Because '0' happened, and because while the series of events you describe are not objectionable in themselves necessarily, the fact that they can be scripted out in advance is objectionable in and of itself. No outcome is certain. What's objectionable is that #0 always leads to #1 which always leads to #2. That #2 doesn't necessarily lead to #3 or #4 is beside the point. The point is that for some portion of this 'story' the characters have no input in the story. Note particularly that even if the players technically have input in the story, if this input doesn't come through the agency of their characters its disruptive of the game I want to play.
And I don't really take this as a refutation of my earlier claim that games that constrain scene framing by reference to traditional action resolution mechanics are potentially tactically and strategically rich but incline towards the thematically narrow and limited. If it's all AD&D-style action resolution all the time, with bottles balanced on doors and saving throws against poison and killing trumping over capturing, you won't get to play a capture scenario...
Your wrong. My PC has been captured several times. My party has allowed themselves to be captured on one occassion as part of a prison break plotline. I've DMed various situations were a PC was captured. What you lose isn't the capture scenario, but the DM's ability to decide when and fully control when you are going to have a capture scenario.
... in which case your game won't really resemble the sword and sorcery stories that (for many players) made the genre attractive in the first place.
Your wrong. This is the sort of Ron Edwards BS that just makes me want to scream. I just don't even know how to address that sort of assertion. Capture scenarios are not universal to all sword and sorcery stories in the first place. They certainly aren't more ubiquitous than 'the hero is ambushed in his sleep but overcomes the attacker'. I've been playing RPGs for 25 years and all sorts of things happen and all sorts of dramatic situations have occurred. All sorts of deep themes have been developed. There used to be a time when my understanding of the game was so weak that I was sure I knew what the best and most fun story was and by golly I was going to make it happen just like I'd imagined before hand, but experience has taught me how foolish that was and how you are just better off trusting your players and the dice than your own preconceptions. Yes, it does take some skill to design the game such that it can survive the unexpected, but it can be done and it does work.
But the notion that it can't be done without exercising GM force via abusing the encounter building guidelines or the action resolution mechanics is simply not true.
This is not something I asserted. This is something you asserted. You are trying to refute yourself now and attributing your own red herrings and straw men to me.
It can be done by tolerating a metagame approach to scene framing.

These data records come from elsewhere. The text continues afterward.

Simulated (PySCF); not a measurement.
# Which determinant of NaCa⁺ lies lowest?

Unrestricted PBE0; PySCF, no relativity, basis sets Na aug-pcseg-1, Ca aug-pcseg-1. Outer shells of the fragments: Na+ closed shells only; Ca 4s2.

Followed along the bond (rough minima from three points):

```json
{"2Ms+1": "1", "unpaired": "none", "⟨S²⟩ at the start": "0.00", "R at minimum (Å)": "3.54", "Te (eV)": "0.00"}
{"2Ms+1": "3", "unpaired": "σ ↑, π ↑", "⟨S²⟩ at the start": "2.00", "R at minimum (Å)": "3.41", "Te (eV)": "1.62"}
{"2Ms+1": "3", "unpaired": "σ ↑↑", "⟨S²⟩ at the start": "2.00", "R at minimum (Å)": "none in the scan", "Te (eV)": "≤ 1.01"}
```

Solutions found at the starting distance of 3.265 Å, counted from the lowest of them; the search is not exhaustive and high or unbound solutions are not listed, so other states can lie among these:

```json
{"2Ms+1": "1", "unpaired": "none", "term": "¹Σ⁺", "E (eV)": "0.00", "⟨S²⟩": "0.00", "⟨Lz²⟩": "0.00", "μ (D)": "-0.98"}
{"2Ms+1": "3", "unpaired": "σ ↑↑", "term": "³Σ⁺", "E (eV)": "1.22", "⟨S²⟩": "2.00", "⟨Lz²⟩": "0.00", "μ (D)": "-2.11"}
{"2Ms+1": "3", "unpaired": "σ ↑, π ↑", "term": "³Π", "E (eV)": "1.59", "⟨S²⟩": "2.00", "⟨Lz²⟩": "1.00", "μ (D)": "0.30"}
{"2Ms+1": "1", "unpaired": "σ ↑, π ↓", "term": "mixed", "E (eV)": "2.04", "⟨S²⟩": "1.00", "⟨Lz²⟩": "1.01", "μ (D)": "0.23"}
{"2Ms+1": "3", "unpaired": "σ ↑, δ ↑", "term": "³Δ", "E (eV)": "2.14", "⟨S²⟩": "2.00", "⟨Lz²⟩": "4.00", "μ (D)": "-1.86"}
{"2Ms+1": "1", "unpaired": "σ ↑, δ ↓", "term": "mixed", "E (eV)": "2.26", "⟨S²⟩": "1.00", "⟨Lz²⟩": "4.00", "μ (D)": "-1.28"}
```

Well, yes, it certainly can be done that way. But that approach is itself not something I enjoy and its costs the game more than it gains.
Upthread you expressed concern that players shoudn't have things put at stake that they didn't buy into, and now you're saying that it's OK for a traditional fantasy RPG to force a split between courage and self-interest...
Yes, it is ok for a traditional fantasy RPG to force a split between courage and self-interest. How that violates the player's freedom of choice I'm not sure, accept that you are using really tortured ways of expressing things in order to make it sound like I'm contridicting myself. My concern was for the player's freedom of choice being violated. Expressing my concern in some alternate language of your own out of context doesn't sound like an honest attempt at understanding.
whereas perhaps the most basic presupposition of standard heroic fantasy RPGing (drawing on tropes established by REH, Tolkien etc) is that these two will not come apart.
I disagree. I don't agree that its the most basic presupposition of standard heroic fantay, or that its the basic assumption of Tolkien, or that it's even a particularly common assumption. Fantasy literature often contains assumptions of martyrdom and self-sacrifice, and this is maybe even particularly common in RPG inspired literature where heroic deaths are rather more common than in stories where the heroes enjoy implicit plot protection.
It's not a coincidence that fantasy RPGers have a strong aversion to having their PCs surrender (as is being discussed in multiple threads at the moment). The unity of courage and self-interest is almost inherent to the genre.
I agree that RPGers have a strong aversion to surrender, but I don't agree with you on its basis.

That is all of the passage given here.